Pupil dilation responses are all epoch’ed to the cue (at time 0 ms) and target presentation (time 500 ms). A small and slow pupil dilation onset is seen <300 ms after cue presentation, followed by a larger response likely triggered by the target presentation, with an onset of approximately 700 ms and a peak approximately 1300 ms after target, with some variation between conditions, subject and eye.

Even though the experimental conditions are not directly comparable, [14] reported comparable peak latencies at 1400 ms after stimulus for a Stroop effect experiment. Our results are thus in line with these previous findings of pupil dilations, as well as with those reported in earlier processing load experiments [12] at approximately 900–1200 ms. The initial onset of the pupil dilation can occur even faster in some conditions [6, 10] although generally onset and peak latencies appear to be within the 150–1400 ms.

The incongruent pupil dilation is larger than the more similar neutral and congruent dilations; there is however no such difference when comparing the 4 cue condition (not shown). The incongruent pupil dilation also has a tendency to appear slightly later (most easily visible for A), consistent with the longer reaction times for the inconsistent condition.

Figure 4 shows the (relative) pupil size Blue vs the median value over a selected period that covers 48 reaction time tests, in this case for B, for two different experiments. Test-related pupil dilation responses, that occur every 4 s, are not immediately visible in this graph due to random noise and a relatively strong longer-periodic variation over 20–60 s². The Green curve shows the relative variation of the inter-pupil distance, with variations an order of magnitude smaller than the pupil size changes.

Fig. 4.

Filtered pupil size plots; 48-test long sections of two experiments (B, left-eye). Relative inter-pupil distance (Green) indicates stable eye-to-screen distances. (Color figure online)

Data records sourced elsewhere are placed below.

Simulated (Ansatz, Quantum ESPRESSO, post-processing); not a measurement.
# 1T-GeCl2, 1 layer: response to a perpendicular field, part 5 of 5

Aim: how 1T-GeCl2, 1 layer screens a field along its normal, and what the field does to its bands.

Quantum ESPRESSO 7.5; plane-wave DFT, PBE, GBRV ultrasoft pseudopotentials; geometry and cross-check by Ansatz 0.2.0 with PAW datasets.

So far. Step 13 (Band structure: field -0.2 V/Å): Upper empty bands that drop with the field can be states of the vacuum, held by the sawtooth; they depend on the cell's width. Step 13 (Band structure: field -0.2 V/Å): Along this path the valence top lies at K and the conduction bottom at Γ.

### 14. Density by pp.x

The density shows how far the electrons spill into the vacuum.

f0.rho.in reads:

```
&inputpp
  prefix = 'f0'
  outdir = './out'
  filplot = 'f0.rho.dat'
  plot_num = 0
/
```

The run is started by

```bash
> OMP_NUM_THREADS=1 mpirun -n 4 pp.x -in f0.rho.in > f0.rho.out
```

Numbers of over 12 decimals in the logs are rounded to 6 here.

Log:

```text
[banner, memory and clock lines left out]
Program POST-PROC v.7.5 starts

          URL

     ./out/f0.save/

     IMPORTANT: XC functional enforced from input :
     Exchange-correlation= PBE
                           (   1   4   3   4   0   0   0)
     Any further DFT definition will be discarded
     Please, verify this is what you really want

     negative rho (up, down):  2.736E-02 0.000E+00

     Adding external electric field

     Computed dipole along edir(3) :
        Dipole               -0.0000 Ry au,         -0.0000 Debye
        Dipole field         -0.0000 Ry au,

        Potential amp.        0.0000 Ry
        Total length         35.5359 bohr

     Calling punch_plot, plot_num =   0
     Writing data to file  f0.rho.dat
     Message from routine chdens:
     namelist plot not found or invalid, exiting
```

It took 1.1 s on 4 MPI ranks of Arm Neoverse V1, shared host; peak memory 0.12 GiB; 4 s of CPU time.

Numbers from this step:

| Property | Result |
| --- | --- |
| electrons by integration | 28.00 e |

Figure 5 shows the area under the pupil dilation curve between 1.5–2.5 s after cue (1.0–2.0 s after target) for each experiment, serving as a very rough indicator of the relative cognitive load caused by the tests. From these, also a \(\delta \)(incon) can be calculated by subtracting the congruent value from the incongruent.

Fig. 5.

Area under left-eye pupil dilation curves [1.5, 2.5] s for each session, indicative of cognitive load, grouped after congruency. Both A (Left) and B show initial training effects; only A however shows an increasing trend in cognitive load for the remaining sessions. (Color figure online)

It is seen that both A and B have larger pupil dilation responses for the initial two experiments, after which the level is lower. For B it remains at lower levels, indicating a training effect. For A, the pattern is less clear, with possibly an increased load towards the end of the two week period.

3.3 Predicting Congruency Condition from Pupil Dilations

In order to verify how well previous pupil dilations allow predicting the class of congruency condition, a subset of the 3 within-experiment 96–average pupil dilation responses from each subject were ordered in each of the 6 possible permutations of the 3 congruency conditions. A neural-network type classifier was then trained to identify which of the 3 averaged pupil dilations were the incongruent.

Fig. 6.

Test error rates (0.9/0.1 train/test split) predicting averaged 3 s incongruent pupil dilations after cue vs number of averaged experimental tests. At 48 averaged experimental tests, the test error rate at \(50\,\%\) is clearly below chance (\(66.6\,\%\), dotted). (Color figure online)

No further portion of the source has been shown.